Uniform error bounds for finite function classes

In words...

To derive useful error bounds such that these bounds hold for a particular classifier returned by an algorithm after seeing the data, we must resort to a worst-case analysis. Indeed, the classifier chosen by the algorithm depends on the data and by deriving probabilistic results in terms of random draws of the data, this classifier also becomes a random object. A worst-case analysis provides bounds that hold for all classifiers (in a predefined set) and thus we can guarantee that the result holds for a random one.

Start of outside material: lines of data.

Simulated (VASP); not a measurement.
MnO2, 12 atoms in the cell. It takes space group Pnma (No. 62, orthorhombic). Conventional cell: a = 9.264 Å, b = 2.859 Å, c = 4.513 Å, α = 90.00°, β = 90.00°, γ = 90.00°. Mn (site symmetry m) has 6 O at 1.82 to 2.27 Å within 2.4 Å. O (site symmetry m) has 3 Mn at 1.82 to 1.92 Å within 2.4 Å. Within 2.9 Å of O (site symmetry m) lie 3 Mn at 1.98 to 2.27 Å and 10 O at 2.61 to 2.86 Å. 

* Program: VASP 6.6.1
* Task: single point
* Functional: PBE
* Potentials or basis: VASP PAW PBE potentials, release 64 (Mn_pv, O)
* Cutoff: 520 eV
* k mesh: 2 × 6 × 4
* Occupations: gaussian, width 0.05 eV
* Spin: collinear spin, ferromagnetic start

Technically, such a worst-case analysis leads us to consider uniform deviations of the risk, i.e., to bound the supremum over all classifiers of the deviation between the empirical and true risks.

The most simple bound of this type is obtained for finite sets of classifiers by using the union bound.

Since the obtained result depends on the number of classifiers in the given set, it becomes useless for sets with an infinite number of classifiers. In this case, we must resort to more advanced techniques.

In pictures...

In maths...

We are now interested in uniform bounds of the form $$ \sup_{f\in \F} (R(f)- R_{emp}(f)) \leq \epsilon , $$ where $\F$ is the set of all classifiers possibly returned by the considered algorithm. In order to obtain such bounds, we must derive bounds that hold for all $f\in\F$.

Here, we consider finite function classes $\F$, with $|\F| = n$ classifiers. Let us first focus on the case where the algorithm has to choose between only $n=2$ classifiers, say $f_1$ and $f_2$. Denote by $A_i$ the event corresponding to the observation of a training set leading to $f_i$ having a large deviation between its empirical and expected risks. Then, $$ P(A_i) = P^N \left\{ R(f_i) - R_{emp}(f_i) > \epsilon \right\} \leq \exp\left(-2N \epsilon^2\right) , $$ where the bound on the right-hand side comes from my first and trivial error bound.
The probability of drawing a training set leading to a bad estimation of the risk for either one of the two classifiers is $P(A_1 \cup A_2)$ and can be bounded as $$ P(A_1 \cup\ A_2) \leq P(A_1) + P(A_2) \leq 2\exp\left(-2N\epsilon^2\right) $$ by using the union bound. Extending this reasoning to the case $n>2$ and using the general form of the union bound, we can bound the probability that the risk is badly estimated for any of $n$ classifiers as $$ P(A_1 \cup\ \dots\ \cup A_n) \leq \sum_{i=1}^n P(A_i) , $$ which leads to \begin{align*} P^N\left\{ \exists f\in \mathcal{F}\ :\ R(f) - R_{emp}(f) > \epsilon\right\} & \leq \sum_{i=1}^n \exp(-2 N \epsilon^2)\\ & \leq n \exp(-2N\epsilon^2) . \end{align*}

If we denote by $\delta = n \exp(-2N\epsilon^2)$ the bound on the probability and compute the value of $\epsilon$ as a function of $\delta$, we obtain $$ \epsilon = \sqrt{\frac{\log n + \log \frac{1}{\delta}}{2N}}. $$ Finally, by noting that $$ P^N\left\{ \sup_{f\in \F} (R(f)- R_{emp}(f)) > \epsilon \right\} = P^N\left\{ \exists f\in \mathcal{F}\ :\ R(f) - R_{emp}(f) > \epsilon\right\} , $$ we obtain the following uniform bound.

Given a function class $\F$ of finite cardinality $|\F|=n$, the bound $$ \forall f\in \F,\quad R(f) \leq R_{emp}(f) + \sqrt{\frac{\log n + \log \frac{1}{\delta}}{2N}} $$ holds with probability at least $1-\delta$.

Compared with my first error bound, this bound holds for any classifier in a given function class, and in particular for the one returned by my favorite algorithm. The main difference lies in the additional $\log n$ term in the bound. This corresponds to the fact that this bound actually implies $n$ bounds on different classifiers.